Technology

How to spot a phishing email

Phishing emails are getting harder to spot. Here is what to look for, with real UK examples of the tricks scammers use most often.

The email looks completely legitimate. It has the right logo, uses your name, references your account, and tells you something urgent needs your attention. The link it contains goes somewhere that looks like the real website. A few people click it every day, and a few of those people end up with a compromised account or money taken from them. Phishing emails are the single most common method used to steal personal data and financial information from ordinary people in the UK, and they have become significantly harder to spot than they were ten years ago.

The term phishing comes from the idea of baiting a hook and waiting for someone to bite. The email is the bait. What the sender wants varies: sometimes it is your login credentials, sometimes your banking details, sometimes access to your email account so they can target your contacts. The common thread is deception, and the craft behind it has improved considerably.

The most reliable thing you can do is slow down before you click anything. Phishing emails are almost always designed to create a sense of urgency. Your account has been suspended. There is unusual activity on your card. Your parcel could not be delivered. A payment has failed. The urgency is deliberate: it is designed to make you act before you think. The more alarmed the email makes you feel, the more carefully you should read it.

Person checking email on laptop screen
Photo by RDNE Stock project on Pexels

The sender address is the single most useful thing to check, and most people do not bother. The display name might say HMRC or Lloyds Bank or Amazon, but the actual email address tells you who really sent it. In a real email from HMRC, the address will end in @hmrc.gov.uk. If you see something like hmrc-refund@taxservicesuk.com, or noreply@amazon.account-update.net, that is not Amazon or HMRC. The domain name is what matters. Check it carefully, because some phishing addresses use close variations: amaz0n.com rather than amazon.com, or lloydsbankplc.com rather than lloydsbank.co.uk.

UK phishing emails often reference specific services that are genuinely common in British life. Royal Mail parcel notifications, HMRC tax refunds, TV Licence renewals, National Insurance number alerts, BT and Sky broadband bills, and NHS appointment confirmations are all templates that criminals use because millions of people have a relationship with these services and many will assume the email is real. The fact that the email references something you actually use is not evidence that it is genuine.

Hover over any link before you click it. On a desktop computer, you can move your cursor over a hyperlink and the actual destination URL will appear in the bottom corner of your browser. If the link text says “click here to verify your account” but the URL that appears is a string of numbers or an unfamiliar domain name, do not click it. On a phone this is harder, but you can hold your finger on a link to see where it goes before opening it. If you are ever unsure, go directly to the organisation’s website by typing the address yourself rather than following the link in the email.

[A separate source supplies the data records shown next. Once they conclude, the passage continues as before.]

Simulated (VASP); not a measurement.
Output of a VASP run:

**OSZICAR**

Grammar and spelling are no longer the reliable tells they once were. The era of poorly written scam emails full of obvious errors is largely over. Modern phishing emails are often well-written and indistinguishable in tone from the real thing. That said, it is still worth reading carefully. Small oddities in phrasing, extra spaces, awkward word choices, and generic greetings like “Dear Customer” rather than your actual name can all indicate something is off. Legitimate organisations that have your details will usually address you by name.

Attachments should always be treated with suspicion. If an email you were not expecting comes with a document attached, the safest approach is to not open it. Malicious attachments can install software on your computer the moment they are opened, before you have even had a chance to read the contents. If a genuine organisation genuinely needs you to receive a document, there will almost always be another way to access it: logging into your account on their website, for instance.

When an email asks you to confirm personal information, that is a significant red flag. Legitimate organisations, including banks and government departments, do not ask you to verify your password, national insurance number, or banking details by email. If your bank genuinely needed to speak to you about something urgent, they would call you at the number they hold on file or ask you to log in through their app or website. An email asking you to type your password somewhere is never a legitimate request from a real organisation.

Two steps that cost nothing but time are worth building into a habit. The first is to check with the organisation directly if you are ever unsure. Ring the number on their official website, not a number provided in the email itself. The second is to report phishing emails rather than just deleting them. In the UK, you can forward suspicious emails to report@phishing.gov.uk, which is run by the National Cyber Security Centre. Each report helps them track active campaigns and take down fraudulent websites faster.

The people who get caught by phishing emails are not careless or naive. They are busy, they are stressed, and the email arrived at the wrong moment. The best protection is not to assume you will notice the signs instinctively, but to build a small habit of pause and check into how you handle your inbox. Slow down when something feels urgent. Look at the sender address properly. Hover before you click. And if something still does not feel right, go directly to the source rather than trusting the link you were given.